Do there exist functions $F(x) \! : \, \mathbb R \to \mathbb R$ which are non-zero and bounded: $$ \mathrm {Range} (F) = [l, u] \, , \quad \mathrm {where} \quad l, u \in \mathbb R \land u > l \, ; \tag 1 $$ continuous; differentiable at the origin; and compactly supported: $$ \mathrm {supp} (F) = (a, b) \, , \quad \mathrm {where} \quad a, b \in \mathbb R \, ; \tag 2 $$ such that the Fourier transform, $\tilde F(t) \! : \, \mathbb R \to \mathbb C \, , \,$ defined as $$ \tilde F(t) = \int_{-\infty}^\infty \! e^{i t x} F(x) \, \mathrm d x \, ; \tag 3 $$ exists and is everywhere real and non-negative: $$ \mathrm {Range} \! \left ( \tilde F(t) \right ) \subseteq \mathbb R_{{\ge}0} \, ? \tag 4 \label {Condition} $$
I believe one can easily show that $\tilde F(t)$ must be bounded and non-zero: $$ \mathrm {Range} \! \left ( \tilde F(t) \right ) = [0, c] \, , \quad \mathrm {where} \quad c \in \mathbb R_{{>}0} \, ; \tag 5 $$ and converge to zero:$~~\tilde F(t \to \infty) \to 0^+ \, .$
In order to have a real Fourier transform: $$ \mathrm {Range} \! \left ( \tilde F(t) \right ) \subseteq \mathbb R \, , \tag 6 $$ $F(x)$ must be even: $$ \forall x \in \mathbb R \! : \, F(x) = F(-x) \, , \tag 7 $$ which implies $b > 0 \, , \, $ $a = -b \, , \, $ $F' \! (0) = 0 \, , \, $ and that $\tilde F(t)$ is also even: $$ \forall t \in \mathbb R \! : \, \tilde F(t) = \tilde F(-t) \, . \tag 8 $$ So, without loss of generality, we can ask the same question of the cosine transform, $ \tilde F^c \! (t) \! : \, \mathbb R_{{\ge}0} \to \mathbb R \, , \, $ defined as $$ \tilde F^c \! (t) = \int_0^b \! \cos{(t x)} \, F(x) \, \mathrm d x \, ; \tag 9 $$ namely, $$ \mathrm {Range} \! \left ( \tilde F^c \! (t) \right ) \subseteq \mathbb R_{{\ge}0} \, ? \tag {10} $$ Furthermore, $\tilde F^c \! (t)$ should obey the same conditions as $\tilde F(t)$ laid out in the previous paragraph.

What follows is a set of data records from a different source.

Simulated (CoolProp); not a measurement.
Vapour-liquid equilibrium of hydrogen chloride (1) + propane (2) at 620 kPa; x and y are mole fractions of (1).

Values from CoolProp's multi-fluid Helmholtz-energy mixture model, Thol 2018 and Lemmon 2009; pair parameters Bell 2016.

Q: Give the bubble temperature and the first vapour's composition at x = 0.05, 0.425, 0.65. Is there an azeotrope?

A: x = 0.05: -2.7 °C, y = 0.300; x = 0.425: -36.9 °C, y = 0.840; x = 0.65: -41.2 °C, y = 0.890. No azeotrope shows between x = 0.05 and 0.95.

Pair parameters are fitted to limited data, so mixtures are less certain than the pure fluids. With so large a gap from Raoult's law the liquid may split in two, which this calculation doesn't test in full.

I understand that condition$~\eqref {Condition}$ is equivalent to requiring that $F(x)$ be a positive-definite function. Also, I am under the impression that this paper shows that if $F(x)$ is “convex”, $$ \forall x > 0 \! : \, F'' \! (x) > 0 \, , \tag {11} $$ then it is positive-definite. I am doubtful, however, that such a convex $F(x)$ can satisfy the requirements laid out in the first paragraph. The Paley–Wiener theorem also seems potentially relevant. I have thusfar neither been able to use these results to construct an $F(x)$ satisfying those requirements nor to prove their non-existence.
Two functions which come close are $$ F(x) = (|x| - 1)^2 \, \mathbf 1_{[-1, 1]} (x) \, , \tag {12} $$ and $$ F(x) = -\ln{|x|} \, \mathbf 1_{[-1, 1]} (x) \, , \tag {13} $$ where $\mathbf 1_S (x)$ is the indicator function. Both are non-differentiable at $x = 0 \, , \,$ and the latter is unbounded:$~~F(x \to 0) \to \infty \, .$
I am also interested in the generalization of this question to $D > 1$-dimensional isotropic Fourier transforms, $$ t^{1 - D/2} \! \int_0^b \! J_{D/2 - 1} (t x) \, F(x) \, x^{D/2} \, \mathrm d x \, , \tag {14} $$ where $J_\alpha$ is a Bessel function.
Thanks!